Mutable references
If you want to use a reference to change data, you can use a mutable reference. For a mutable reference, you write &mut instead of &.
fn main() { let mut my_number = 8; // don't forget to write mut here! let num_ref = &mut my_number; }
So what are the two types? my_number is an i32, and num_ref is &mut i32 (we say a "mutable reference to an i32").
So let's use it to add 10 to my_number. But you can't write num_ref += 10, because num_ref is not the i32 value, it is a &i32. The value is actually inside the i32. To reach the place where the value is, we use *. * means "I don't want the reference, I want the value behind the reference". In other words, one * is the opposite of &. Also, one * erases one &.
fn main() { let mut my_number = 8; let num_ref = &mut my_number; *num_ref += 10; // Use * to change the i32 value. println!("{}", my_number); let second_number = 800; let triple_reference = &&&second_number; println!("Second_number = triple_reference? {}", second_number == ***triple_reference); }
This prints:
18
Second_number = triple_reference? true
Because using & is called "referencing", using * is called "dereferencing".
Rust has two rules for mutable and immutable references. They are very important, but also easy to remember because they make sense.
- Rule 1: If you have only immutable references, you can have as many as you want. 1 is fine, 3 is fine, 1000 is fine. No problem.
- Rule 2: If you have a mutable reference, you can only have one. Also, you can't have an immutable reference and a mutable reference together.
This is because mutable references can change the data. You could get problems if you change the data when other references are reading it.
A good way to understand is to think of a Powerpoint presentation.
Situation one is about only one mutable reference.
Situation one: An employee is writing a Powerpoint presentation. He wants his manager to help him. The employee gives his login information to his manager, and asks him to help by making edits. Now the manager has a "mutable reference" to the employee's presentation. The manager can make any changes he wants, and give the computer back later. This is fine, because nobody else is looking at the presentation.
Situation two is about only immutable references.
Situation two: The employee is giving the presentation to 100 people. All 100 people can now see the employee's data. They all have an "immutable reference" to the employee's presentation. This is fine, because they can see it but nobody can change the data.
Situation three is the problem situation.

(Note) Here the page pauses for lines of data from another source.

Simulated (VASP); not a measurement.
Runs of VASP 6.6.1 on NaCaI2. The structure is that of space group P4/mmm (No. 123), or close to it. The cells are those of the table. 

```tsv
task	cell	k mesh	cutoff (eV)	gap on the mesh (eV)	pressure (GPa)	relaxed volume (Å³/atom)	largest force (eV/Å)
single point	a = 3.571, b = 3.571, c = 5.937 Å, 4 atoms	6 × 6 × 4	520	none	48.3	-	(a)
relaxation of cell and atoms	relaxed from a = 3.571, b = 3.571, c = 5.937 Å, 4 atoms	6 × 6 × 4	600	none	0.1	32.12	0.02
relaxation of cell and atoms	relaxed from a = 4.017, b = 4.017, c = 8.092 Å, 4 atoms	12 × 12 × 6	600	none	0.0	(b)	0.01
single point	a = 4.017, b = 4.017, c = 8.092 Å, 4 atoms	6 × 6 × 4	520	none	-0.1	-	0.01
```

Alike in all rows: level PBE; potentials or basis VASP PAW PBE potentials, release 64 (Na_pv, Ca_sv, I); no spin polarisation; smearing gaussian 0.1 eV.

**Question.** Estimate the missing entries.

Situation three: The Employee gives his manager his login information. His manager now has a "mutable reference". Then the employee went to give the presentation to 100 people, but the manager can still login. This is not fine, because the manager can log in and do anything. Maybe his manager will log into the computer and start typing an email to his mother! Now the 100 people have to watch the manager write an email to his mother instead of the presentation. That's not what they expected to see.
Here is an example of a mutable borrow with an immutable borrow:
fn main() { let mut number = 10; let number_ref = &number; let number_change = &mut number; *number_change += 10; println!("{}", number_ref); // ⚠️ }
The compiler prints a helpful message to show us the problem.
error[E0502]: cannot borrow `number` as mutable because it is also borrowed as immutable
--> src\main.rs:4:25
|
3 | let number_ref = &number;
| ------- immutable borrow occurs here
4 | let number_change = &mut number;
| ^^^^^^^^^^^ mutable borrow occurs here
5 | *number_change += 10;
6 | println!("{}", number_ref);
| ---------- immutable borrow later used here
However, this code will work. Why?
fn main() { let mut number = 10; let number_change = &mut number; // create a mutable reference *number_change += 10; // use mutable reference to add 10 let number_ref = &number; // create an immutable reference println!("{}", number_ref); // print the immutable reference }
It prints 20 with no problem. It works because the compiler is smart enough to understand our code. It knows that we used number_change to change number, but didn't use it again. So here there is no problem. We are not using immutable and mutable references together.
Earlier in Rust this kind of code actually generated an error, but the compiler is smarter now. It can understand not just what we type, but how we use everything.
Shadowing again
Remember when we said that shadowing doesn't destroy a value but blocks it? Now we can use references to see this.
fn main() { let country = String::from("Austria"); let country_ref = &country; let country = 8; println!("{}, {}", country_ref, country); }
Does this print Austria, 8 or 8, 8? It prints Austria, 8. First we declare a String called country. Then we create a reference country_ref to this string. Then we shadow country with 8, which is an i32. But the first country was not destroyed, so country_ref still says "Austria", not "8". Here is the same code with some comments to show how it works:
fn main() { let country = String::from("Austria"); // Now we have a String called country let country_ref = &country; // country_ref is a reference to this data. It's not going to change let country = 8; // Now we have a variable called country that is an i8. But it has no relation to the other one, or to country_ref println!("{}, {}", country_ref, country); // country_ref still refers to the data of String::from("Austria") that we gave it. }